Choosing not to argue unarmed, I opted to research this exact phrase on Google tonight to see what kinds of hits I would generate.  I found many links!  Unfortunately, what I saw most often amounted to venting by regular speeders railing against the wicked so-and-so people who "force" their "morality" onto others by driving the posted speed limit in the left lane.  At no point have I found an explicit, clear, undeniable legal statement saying that such drivers would actually get tickets from law enforcement for their behavior.  They might get vicious looks from speeders, but nowhere did I see any statement from a credible legal authority stating that a traffic enforcement officer would ticket someone driving the posted speed limit in the left hand lane.

A sad but regular state of affairs in our modern society centers on the demand for contradictions to exist.  People demand to drive in the left lane well above the posted speed limits in violation of "the law" while also demanding that those drivers in the left lane who actually drive at the posted speed limits move to the right lane because they supposedly ought to obey "the law."  Evidently, speeders have a divine privilege to violate human laws whereas non-speeders have a divine obligation to yield to such violators.  In all these cases, the demanders evade the most fundamental of natural laws, the law of non-contradiction.

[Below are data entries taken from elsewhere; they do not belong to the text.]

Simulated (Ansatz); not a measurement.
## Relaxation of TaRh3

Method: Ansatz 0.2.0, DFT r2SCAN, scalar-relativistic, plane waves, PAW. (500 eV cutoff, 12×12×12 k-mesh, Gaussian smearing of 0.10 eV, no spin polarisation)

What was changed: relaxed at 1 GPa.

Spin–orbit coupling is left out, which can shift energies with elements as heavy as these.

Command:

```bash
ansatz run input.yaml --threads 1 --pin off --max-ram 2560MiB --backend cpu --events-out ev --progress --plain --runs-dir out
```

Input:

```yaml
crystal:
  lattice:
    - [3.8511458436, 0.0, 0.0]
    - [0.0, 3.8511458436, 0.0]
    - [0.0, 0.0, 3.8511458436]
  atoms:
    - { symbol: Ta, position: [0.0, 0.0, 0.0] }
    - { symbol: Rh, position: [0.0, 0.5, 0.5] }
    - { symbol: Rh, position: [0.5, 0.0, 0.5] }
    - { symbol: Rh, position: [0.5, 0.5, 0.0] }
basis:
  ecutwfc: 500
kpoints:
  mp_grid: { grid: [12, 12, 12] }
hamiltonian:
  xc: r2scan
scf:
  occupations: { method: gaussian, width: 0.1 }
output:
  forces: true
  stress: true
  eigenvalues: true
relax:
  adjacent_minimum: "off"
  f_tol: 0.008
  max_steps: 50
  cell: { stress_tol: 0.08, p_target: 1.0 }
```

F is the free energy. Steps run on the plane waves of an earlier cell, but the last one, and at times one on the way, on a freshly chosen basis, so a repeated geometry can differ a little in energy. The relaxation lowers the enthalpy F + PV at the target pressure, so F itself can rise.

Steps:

I normally yield to faster traffic and I normally stay in the right hand lane.  But if I find myself in the left hand lane, I normally drive the speed limit in that lane as the totality of the human law demands.  There do arise occasions, however, when I need to stay in the left hand lane for some considerable distance so as to achieve a safe left turn further down the crowded highway.  The 1988 "discussion" with my roommate arose because of an awkward merging system between the exit ramp of the Cape Canaveral Air Force Station and Highway A1A into town.  That condition thankfully got rectified in later years.  I really did not give a damn about his "opinion" on the matter since he rode in my car and I rather than he would pay the price should a ticket arise.  It never did.  The same goes for readers here.  You can say I am "supposed" to do this or do that but in the end that judgment falls to me and not to you.  I have had far too many experiences with left lane hogs -- those who would not let me over in a timely fashion to make my left turn -- not to give myself at least a mile of leeway in preparation for such turns.

I support the basic concept of driver courtesy and agree that more thoughtful drivers would result in fewer incidents of "road rage."  This applies to drivers who move slowly for no good cause as well as those who move quickly for no good cause.  However, I oppose the ongoing demands for the enforcement of contradictory and unjust laws so a gang of scofflaws can streak at unholy speeds down the left lane.  If they want to repeal speed limits, they should just say so openly and honestly instead of engaging in an endless stream of senseless, contradictory bitching.  If they consider a given stretch of highway as having too low a speed limit, they need to take it up with their local traffic authority, not me.

Those who campaign righteously for stronger "Slower Traffic Keep Right" laws ought at least honestly to admit their true agenda and package into their campaign "No Speed Limit in Left Lane" laws.